Automatic Metrics Can Outperform Crowd Workers in Machine Translation Evaluation

Google Machine Translation Evaluation

New research from Google shows that professional translators — and even automated systems trained by professionals — rank machine translation (MT) systems very differently compared to the ranking performed by inexperienced crowd workers.

As detailed in the April 29, 2021 paper, “Experts, Errors, and Context: A Large-Scale Study of Human Evaluation for Machine Translation,” professional translators show a clear preference for human translation over MT.

Co-authors Markus Freitag, George Foster, David Grangier, Viresh Ratnakar, Qijun Tan, and Wolfgang Macherey, all researchers at Google, set out to develop a “platinum standard” of error identification and ranking that can be tailored to the needs of end-users.

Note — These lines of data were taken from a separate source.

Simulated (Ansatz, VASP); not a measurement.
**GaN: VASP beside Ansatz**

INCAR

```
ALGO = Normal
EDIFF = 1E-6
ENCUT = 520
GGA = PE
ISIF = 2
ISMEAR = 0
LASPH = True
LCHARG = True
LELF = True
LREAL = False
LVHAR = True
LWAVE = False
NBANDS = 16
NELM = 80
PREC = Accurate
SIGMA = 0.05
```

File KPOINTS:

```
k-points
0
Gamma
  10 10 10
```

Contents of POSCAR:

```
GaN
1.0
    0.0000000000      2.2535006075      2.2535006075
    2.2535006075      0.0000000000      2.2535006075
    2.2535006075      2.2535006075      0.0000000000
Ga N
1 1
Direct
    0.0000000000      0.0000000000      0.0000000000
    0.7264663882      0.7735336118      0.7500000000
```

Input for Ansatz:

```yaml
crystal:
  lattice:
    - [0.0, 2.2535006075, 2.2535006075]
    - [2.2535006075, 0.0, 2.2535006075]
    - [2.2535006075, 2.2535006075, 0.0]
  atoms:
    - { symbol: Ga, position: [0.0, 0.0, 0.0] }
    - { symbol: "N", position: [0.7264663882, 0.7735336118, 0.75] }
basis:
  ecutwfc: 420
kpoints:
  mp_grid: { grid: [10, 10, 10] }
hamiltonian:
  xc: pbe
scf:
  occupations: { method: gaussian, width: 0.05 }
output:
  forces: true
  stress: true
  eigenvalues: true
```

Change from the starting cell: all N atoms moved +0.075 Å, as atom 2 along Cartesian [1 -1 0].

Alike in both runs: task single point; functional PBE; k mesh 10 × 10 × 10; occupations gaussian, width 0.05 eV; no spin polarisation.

For all of its advancements, there is still no universally agreed upon standard procedure for evaluating MT output. The wide range of possibly correct answers (i.e., translations) makes automating evaluation difficult; although tech-forward companies, such as Lilt, are already exploring automated MT review.

Human evaluation, a favorite topic of MT-focused academic research, is not necessarily a silver bullet. Even professional translators can disagree on whether fluency trumps accuracy in a given sentence. 

But past research has shown that other issues arise when crowd workers without a background in translation are hired as a cost-saving measure. Crowd workers are less able to distinguish human translation from MT, especially as MT quality improves, and prefer more literal, “easy-to-rate” translations.

Researchers provided professional translators, all native speakers of the relevant target languages, with access to full-document context for MT output from the top systems of the WMT 2020 shared task for English–German and Chinese–English translation, including human reference translations for each language pair.

The translators based their rankings on the Multidimensional Quality Metrics Framework (MQM), a customizable hierarchy of translation errors. MQM’s fine-grained error categories address accuracy, fluency, terminology, and style.

According to the authors, this is the largest MQM study to date, with professional translators evaluating 1,418 segments for English–German and 2,000 segments for Chinese–English.

Compared to the original rankings for the WMT 2020 shared task, provided by crowd workers, the MQM ratings by professional translators bumped some low-ranked MT systems to much higher positions.

“Unlike ratings acquired by crowd-workers […], MQM labels acquired with professional translators show a large gap between the quality of human and machine-generated translations,” the authors wrote, noting that automatic metrics trained on MQM and informed by professional translators “already outperform crowd-worker human evaluation.”